How BIDCO’s investment is changing the lives of people in the district and the potential it has to transform agriculture
Uganda
today consumes 250,000 tonnes of vegetable oil per year, up from 100,000
tonnes in 2005. Of this, 16,000 tonnes was produced locally from oil
palm by BIDCO in Kalangala in 2011. The company projects production to
peak at 20,000 tonnes this year. Another 24,000 tonnes are produced by
Mukwano from oil seeds. This leaves the country to import 210,000 tonnes
of vegetable oil from Malaysia and Indonesia every year at a cost of
about US$300 million of which about US$80m is transport costs.
It is
success in the sense that the increasing consumption of vegetable oil is
a sign that incomes in Uganda (and East Africa) are increasing across
the board. That is why more and more of our people are using industrial
vegetable oil in their food. It is a sign of failure that agricultural
economies like ours; with good climate to produce vegetable oil from
its own farmers, still surrender US$1.2 billion annually to Malaysian
and Indonesian farmers.
That is
why I went to Kalangala to visit BIDCO’s oil palm estates last week. I
spoke to all involved: The chairman of the company’s out-growers
association; the head of the agency that handles farmers’ credit; the
Managing Director of BIDCO, the LCV Chairman of Kalangala District and
ordinary farmers and people.
I write
this column with a lot of humility as I was the first person to lead a
struggle against BIDCO in 2004. Using Daily Monitor (where I was
Political Editor) and KFM (where I hosted a daily radio talk-show), I
mobilised various people to try block the deal. The contract between
Uganda government and BIDCO stipulated that government would buy land
for BIDCO to plant oil palm. It also said that government would
reimburse the company for taxes for 25 years. I made a mistake in the
tax computation and felt that this was a bad deal.
Today,
especially after visiting the BIDCO factory in Jinja in 2010 and now
after visiting Kalangala and talking to key people in the business, I
admit I was wrong and mistaken. BIDCO has about 6200 hectares of land
under its nucleus farm. Its out-growers have about 3,000 hectares of
which only 800 hectares of the trees are mature and therefore yielding
fruit. Those farmers earn Shs 350m per month selling their palm oil
fruit to BIDCO. A farmer earns Shs 500,000 per ton. A hectare (2.5
acres) can produce 18 to 20 tonnes of the fruit per year – giving them
earnings of about Shs 10 million. Therefore, a farmer with 10 hectares
(25 acres) can earn up to Shs 100 million in a year.
Uganda
needs about 70,000 hectares to become self-sufficient in vegetable oil.

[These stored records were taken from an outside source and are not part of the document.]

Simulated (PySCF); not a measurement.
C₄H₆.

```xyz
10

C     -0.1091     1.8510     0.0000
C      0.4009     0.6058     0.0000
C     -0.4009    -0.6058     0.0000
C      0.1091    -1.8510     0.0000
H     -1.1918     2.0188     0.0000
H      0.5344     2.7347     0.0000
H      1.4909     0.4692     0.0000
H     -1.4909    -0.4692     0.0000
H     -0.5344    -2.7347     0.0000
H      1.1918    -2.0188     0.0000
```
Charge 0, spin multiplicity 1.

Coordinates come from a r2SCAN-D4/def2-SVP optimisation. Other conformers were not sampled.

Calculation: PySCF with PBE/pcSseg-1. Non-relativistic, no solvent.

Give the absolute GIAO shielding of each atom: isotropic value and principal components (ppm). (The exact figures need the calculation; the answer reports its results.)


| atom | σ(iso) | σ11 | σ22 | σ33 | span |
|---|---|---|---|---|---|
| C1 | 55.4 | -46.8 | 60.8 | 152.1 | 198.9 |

BIDCO can take 40,000 for its nucleus farm and have out-growers
contributing from the other 30,000. Extrapolating from the current
figures, if this happened, BIDCO would employ 12,000 directly and
another 60,000 people indirectly. The out-growers would earn Shs 50
billion per year. The country would save US$300 million it spends on
importing vegetable oil; and now have that money going into the pockets
of its farmers as incomes. Today, BIDCO pays Shs 74 billion in taxes;
if Uganda produced 250,000 tonnes of vegetable oil, BIDCO’s tax bill
would reach Shs 900 billion.
But Uganda
can do better than that. In 2011 BIDCO exported about US$45 million of
its oil to our neighbours. We can develop a strategy to take over the
US$ 1.2 billion East African imported vegetable oil market. This would
need about 300,000 hectares of land for oil palm. But given that
consumption is growing rapidly every year, in ten years we would need
about 800,000 hectares to dominate the regional market.
But can
Uganda mobilise its farmers to plant oil palm? This would mean people
changing their patterns of agriculture. And people fear change. So there
would be resistance. To overcome this would require political
leadership yet this is the scarcest commodity in our country. However,
the lesson from Kalangala is to secure land for the investor first. Once
he/she begins a nucleus farm and a few farmers can join, the earnings
of these few can have a powerful demonstration effect on other farmers.
That is why today, almost every farmer in Kalangala is joining oil
palm business.
The real
challenge is to transform our farmers from subsistence agriculture to
commercial farming. However, the existing way of life may be precarious
but certain; so better the devil you know than the angel you don’t.
Farmers will go commercial once they have met their subsistence needs.
Subsistence agriculture involves farming many crops as an insurance
against the risk of one of them failing. The farmer will plant cassava,
rice, maize, matooke and beans. Should the birds descend of the rice,
he can save the cassava; and should the wilt eat up the bananas, the
beans may rescue him.
Commercial
agriculture calls for mono-cropping (planting one specific crop). It
promises very high yields and a huge return in money. But it can also be
risky. Should natural disasters destroy the crop or the vagaries of
the market depress prices, farmers will be devastated. Peasant
rationality therefore emphasises low but steady yields against
expectations of high yields at the risk of an equally high potential
for failure.
Because
this new way is uncertain, the real challenge is how to mobilise farmers
to change their lifestyles. Peasants constitute the most retrogressive
class of all people. They tend to be aroused to fight in defence of
tradition rather than in promotion of transformation. Within our
democratic institutions, the immediate incentive for politicians facing
elections and seeking to win public favour is to side with farmers in
defending tradition. What is politically appealing is often economically
disastrous and people may genuinely resist reforms meant for their own
good. Can Uganda and East Africa avoid this cul-de-sac?